Making music visuals — Part 3

Building an audio analyzer

Transcript

For the video mixer, we used videos to put motion into the visuals — remember, motion is very important for music visuals. Now we’re going to get motion in a different way, from the music audio. We’ll feed the same audio signal that goes to the speakers into Vuo and use properties of the audio to control the visuals.

I like this approach because it directly ties the visuals to the music. When you show a visualization of the audio, it matches what your ears are hearing (like now) and, I think, helps you notice things in the music that you might not have otherwise.

A little physics lesson here — by the way, I’m not a physicist. Sound travels through the air in the form of particles bumping up against each other, and these form a series of tiny high- and low-pressure zones that are are called sound waves. When the sound waves wash up against your eardrum, they make it vibrate like a drumhead. That’s fast; that’s slow motion. If you were to graph the displacement of the eardrum over time, it would look something like this.

An audio wave graph makes an excellent starting point for a music visual, so there’s a built-in node for it in Vuo. We just have to pull in the audio, send it through the Make Waveform Image node, and render it onto a window. Since my computer’s not hooked up to any audio inputs, I’m just pulling it in through the built-in mic. That’s just rendering the waveform.

Each image output by the Make Waveform Image node is a graph representing the displacement of your eardrum over a very short amount of time, about a hundredth of a second. That’s sending a stream of images like that.

We could build up some music visuals based on the audio waveform. Since we’re projecting on a dome, we need to not only add the Make Waveform Image node, but we need to resize the image to make it a square and then we need to vignette it to make it a circle. We could also add some effects, just like we did for the video mixer. I won’t take you through it step-by-step here because I want to have time to show more visualizations, but here’s a composition that has an effect, and here’s how it would look on the dome. It’s working! So that’s a waveform visualization.

The next visualization involves separating audio into its low, mid, and high frequencies, roughly corresponding to the low-, mid-, and high-pitched sounds. There is a mathematical way to do this, and it’s based on another physical property of sound.

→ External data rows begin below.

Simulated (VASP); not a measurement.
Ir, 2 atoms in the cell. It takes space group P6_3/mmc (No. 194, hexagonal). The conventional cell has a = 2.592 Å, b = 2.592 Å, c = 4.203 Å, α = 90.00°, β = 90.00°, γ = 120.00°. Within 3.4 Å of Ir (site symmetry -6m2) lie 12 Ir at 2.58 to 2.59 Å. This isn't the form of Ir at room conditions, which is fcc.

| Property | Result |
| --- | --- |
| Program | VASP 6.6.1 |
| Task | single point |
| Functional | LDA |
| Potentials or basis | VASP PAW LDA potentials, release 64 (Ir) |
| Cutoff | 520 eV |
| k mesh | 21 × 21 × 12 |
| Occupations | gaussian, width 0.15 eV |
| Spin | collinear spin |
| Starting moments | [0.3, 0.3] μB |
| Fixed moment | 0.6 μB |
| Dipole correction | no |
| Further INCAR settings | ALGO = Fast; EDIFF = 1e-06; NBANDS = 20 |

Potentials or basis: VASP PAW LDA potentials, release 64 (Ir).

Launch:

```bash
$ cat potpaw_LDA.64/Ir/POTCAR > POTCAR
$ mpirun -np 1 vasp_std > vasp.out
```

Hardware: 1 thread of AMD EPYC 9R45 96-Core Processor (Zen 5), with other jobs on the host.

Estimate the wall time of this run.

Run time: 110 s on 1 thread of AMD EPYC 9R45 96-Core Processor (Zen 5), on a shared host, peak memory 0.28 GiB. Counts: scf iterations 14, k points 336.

When you whistle, it makes a sound wave that’s close to the very simplest sound wave, what in math is called a sine wave. A pure sine wave sounds like this. Most musical instruments make more complex sound waves. The different shapes of the sound waves are what give each instrument its unique character.

It turns out (as we say in math) that the more complex sound waves that we hear are actually a combination of simpler sound waves generated by the instrument. For example, if you were to play the A above middle C on a guitar, the entire length of the string, anchored at the two ends, would vibrate at a frequency of about 440 times per second (this is not 400 times per second by the way). Now, if that’s all that happened, then a guitar would sound like a sine wave. But the string’s motion is more complex than that. Smaller waves also form, subdividing the string into halves, thirds, fourths, and so on. Each of these waves adds its own higher frequency, called a harmonic. Add those waves all together, plus the vibration of the body of the guitar, and you get a complex wave, which has the unique timbre of a guitar.

There’s a mathematical technique for taking a complex sound wave and separating it out into its simple sine waves, called a Fourier transform. You end up with a graph where the horizontal axis represents the frequency and the vertical axis represents the amount of the complex sound wave that came from a simple wave at that frequency. With the guitar example, most of the complex wave came from the A note at a frequency of 440 Hz, and lesser parts came from vibrations at higher frequencies.

Like the waveform graph I showed earlier, the Fourier transform graph is another good starting point for a music visualization. In Vuo, there’s a node that calculates the Fourier transform called Calculate Amplitude for Frequencies, and it outputs the list of heights from that Fourier transform graph. You can take these numbers and plot them on the screen for a spectrum analyzer effect. (This is a movie; this is not live sound. I was just making some noise by rubbing my fingers across the microphone.)

As with previous compositions, we should vignetted the image to restrict it to the dome, and we can add various effects to make it more interesting. Steve’s showing an example of how that could look. We need some music; who wants to sing? (Somebody plays a harmonica.)

You could riff on the audio waveform or Fourier transform in a lot of different ways to make audio-reactive visuals. These audio graphs, along with the video mixer we demoed earlier, are setups that provide some underlying motion to build on for making music visuals.